This major reform reflects the government’s strategic ambition to shift from quantity-led investment attraction to quality-driven participation in global value chains, particularly in high-tech, innovation, digital transformation, clean energy, and production ecosystems with strong spillover effects.

A Streamlined Investment Framework for the Modern Economy

One of the most noteworthy aspects of the new Law on Investment 2025 is its simplified structure. Compared with the previous 2020 law — which had 77 articles — the updated version now has 52 articles organized into seven chapters, signaling a clearer and more concise legal framework. This simplification is aimed at significantly reducing red tape and improving the clarity of investment rules.

Faster Market Entry and Licensing

Under the new law, foreign investors can now establish an economic organization before securing an Investment Registration Certificate (IRC) for their project, a departure from the previous requirement that mandated project approval first. This change reduces administrative burdens and allows investors to set up a legal business presence more quickly while preparing full documentation.

Another positive development is the ability for investors to open direct capital accounts to contribute initial project funds before receiving the IRC, a move that streamlines financial setup and enhances liquidity flexibility during early project phases.

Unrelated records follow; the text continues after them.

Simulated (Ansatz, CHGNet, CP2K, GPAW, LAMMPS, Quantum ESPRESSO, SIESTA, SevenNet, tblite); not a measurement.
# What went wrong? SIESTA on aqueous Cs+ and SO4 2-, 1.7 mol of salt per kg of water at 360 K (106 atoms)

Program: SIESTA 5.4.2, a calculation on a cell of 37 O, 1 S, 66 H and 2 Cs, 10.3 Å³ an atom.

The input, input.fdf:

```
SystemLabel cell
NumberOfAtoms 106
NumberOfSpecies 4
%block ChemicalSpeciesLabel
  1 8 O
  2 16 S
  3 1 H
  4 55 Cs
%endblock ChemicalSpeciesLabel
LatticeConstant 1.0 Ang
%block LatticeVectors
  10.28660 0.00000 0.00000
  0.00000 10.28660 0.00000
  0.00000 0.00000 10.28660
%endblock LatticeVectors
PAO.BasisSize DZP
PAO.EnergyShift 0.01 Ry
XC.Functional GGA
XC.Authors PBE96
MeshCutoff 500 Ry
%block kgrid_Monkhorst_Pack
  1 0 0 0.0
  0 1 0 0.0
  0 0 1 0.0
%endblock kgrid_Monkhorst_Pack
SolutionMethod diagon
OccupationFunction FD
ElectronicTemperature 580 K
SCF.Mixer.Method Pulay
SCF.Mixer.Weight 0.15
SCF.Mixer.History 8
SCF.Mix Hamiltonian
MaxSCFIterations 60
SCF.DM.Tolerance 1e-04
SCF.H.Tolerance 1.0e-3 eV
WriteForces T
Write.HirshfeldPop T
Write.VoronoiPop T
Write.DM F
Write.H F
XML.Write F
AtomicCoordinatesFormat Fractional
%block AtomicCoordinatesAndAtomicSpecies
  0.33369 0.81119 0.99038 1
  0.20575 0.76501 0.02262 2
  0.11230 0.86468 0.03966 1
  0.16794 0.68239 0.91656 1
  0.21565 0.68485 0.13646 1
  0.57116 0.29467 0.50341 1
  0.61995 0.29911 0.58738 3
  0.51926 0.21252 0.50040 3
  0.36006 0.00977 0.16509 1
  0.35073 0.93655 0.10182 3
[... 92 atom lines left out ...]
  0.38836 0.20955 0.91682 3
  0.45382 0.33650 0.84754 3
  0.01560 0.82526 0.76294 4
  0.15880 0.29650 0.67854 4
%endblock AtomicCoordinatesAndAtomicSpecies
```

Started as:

vietnam's hightech investment law
Source: Freepik

Smarter Approvals with Decentralization

The Law on Investment 2025 introduces a more efficient decentralized approval structure, transferring authority from national to provincial levels for many investment decisions. While the National Assembly retains oversight for projects requiring special mechanisms or policies, the Prime Minister and People’s Committee Chairs of provinces now have expanded powers to approve or delegate project approvals. This reform is designed to accelerate decision-making and improve local accountability.

By narrowing the scope of projects requiring high-level approval and redistributing authority, the law empowers regional authorities to respond swiftly to investor needs, a key competitive advantage as Vietnam competes with other ASEAN economies for strategic FDI.

Simplification of Conditional Business Activities

In a bold move to foster a more open business environment, the Law on Investment 2025 reduces the number of conditional business lines and revises the scope of others. Previously, certain industries such as tax procedure services, customs procedures, and data center services faced additional licensing restrictions — many of which have now been removed or simplified.

The streamlined classification is expected to lower compliance costs, simplify entry requirements, and give domestic and foreign investors greater freedom in choosing business activities aligned with Vietnam’s development priorities.

Expanded Investment Incentives for Strategic Sectors

A central highlight of the new law is the shift from a detailed listing of incentivized industries to a policy-objective-driven approach. Rather than enumerating every industry eligible for incentives, the law emphasizes broad strategic goals, such as:

  • Encouraging science and technology, digital innovation, semiconductors, and high-tech industries
  • Promoting a green economy, renewable energy, and digital transformation
  • Supporting the development of industrial clusters, value chains, and high-value export industries
  • Enhancing education, training, healthcare, and infrastructure development

This forward-looking approach — focused on outcomes rather than checklist criteria — reflects Vietnam’s ambition to attract investment with spillover effects and long-term impact.

In addition, the law expands the scope of locations eligible for investment incentives, including not only traditional industrial and export processing zones but also free trade zones, high-tech agriculture zones, and international financial centers — widening opportunity horizons for investors.

Reducing Project Adjustment Requirements

To further support investor autonomy, the new law removes two common triggers for investment project adjustments, namely changes to capital above 20% and changes to assessed technology, leaving only five specified cases where adjustments would still be required. This shift signals a move toward greater operational freedom for investors, reducing bureaucratic friction for project expansion and refinement.